They mill anxiously about the narrow hallway adjacent to the locker room, dim, orange-yellow light illuminating helmets, bent, tape-bound sticks gripped in clenched hands, eyes staring intently at the laces of skates, some swaying almost imperceptibly, muttering to themselves a steady stream of nearly formless invocations under their breath, still others pacing, barking encouraging words and pounding teammates on shoulder pads, tapping shin guards with stick blades. In the stands, seats slowly begin to fill as the newly minted home crowd streams into the rink, making space along the frigid rows of benches, huddling together and blowing clouded air into cupped hands for warmth as they peer out expectantly onto the unblemished sheet of ice, bright and reflective, covered with a fresh sheen of moisture, crystallizing, like the moment, into brittle, sparkling clarity.

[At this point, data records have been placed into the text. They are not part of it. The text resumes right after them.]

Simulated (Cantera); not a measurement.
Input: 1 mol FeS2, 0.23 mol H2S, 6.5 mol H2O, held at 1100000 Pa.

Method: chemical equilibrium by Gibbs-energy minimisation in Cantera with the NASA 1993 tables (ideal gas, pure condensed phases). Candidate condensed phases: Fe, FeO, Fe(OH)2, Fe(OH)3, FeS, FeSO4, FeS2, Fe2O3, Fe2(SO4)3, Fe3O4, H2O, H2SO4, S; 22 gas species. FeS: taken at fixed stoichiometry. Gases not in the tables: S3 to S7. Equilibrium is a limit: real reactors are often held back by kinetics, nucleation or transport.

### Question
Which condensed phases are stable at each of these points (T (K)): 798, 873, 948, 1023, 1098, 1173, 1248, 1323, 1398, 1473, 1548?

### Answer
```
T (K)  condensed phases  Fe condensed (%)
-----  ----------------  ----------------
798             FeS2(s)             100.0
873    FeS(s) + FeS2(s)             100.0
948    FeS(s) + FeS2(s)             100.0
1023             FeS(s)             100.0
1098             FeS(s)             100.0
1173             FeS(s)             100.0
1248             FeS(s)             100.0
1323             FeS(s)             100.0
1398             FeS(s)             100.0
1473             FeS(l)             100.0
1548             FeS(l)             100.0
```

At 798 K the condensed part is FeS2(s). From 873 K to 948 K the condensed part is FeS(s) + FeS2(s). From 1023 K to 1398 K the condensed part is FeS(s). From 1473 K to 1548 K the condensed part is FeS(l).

In that corridor just off the ice, just out of view, the players crowd, their eyes sharp, their energy coming into focus. Only these nerves, this simmering vitality - it's not just for themselves, not just for the fans, easing into slowly warming seats, not just for the game at hand.
It's also for those who will come after.
The generations, whose potential livelihoods as professional athletes rest with the speed of their skates and the deftness of their sticks. With the power of their checks and in their willingness to do the dirty work in the corners and along the boards, to dig pucks out and clear the crease, to fight for every inch of ice, to fight for second chances in front of the net - because for themselves and for those future athletes, there may be no second chances. This is their opportunity for creating a lasting space, a hand-stitched seam from the thread of their blood, their sweat, their triumphs and losses, in the fabric of the cultural consciousness, not only for themselves, not only for the here and now, but for those untold future generations to come.
These athletes, these hockey players, bursting with barely contained dynamism in the doorway of a rink here in the far-flung reaches of Brooklyn's Dead Horse Bay, a rink eerily similar to all the other rinks they've ever known, known since they were five, six years old, shuffle closer and closer to the ice, drawn ever forward by the pull of the game they love.
These are the New York Riveters.
And they're the first ladies of America's professional women's ice hockey league.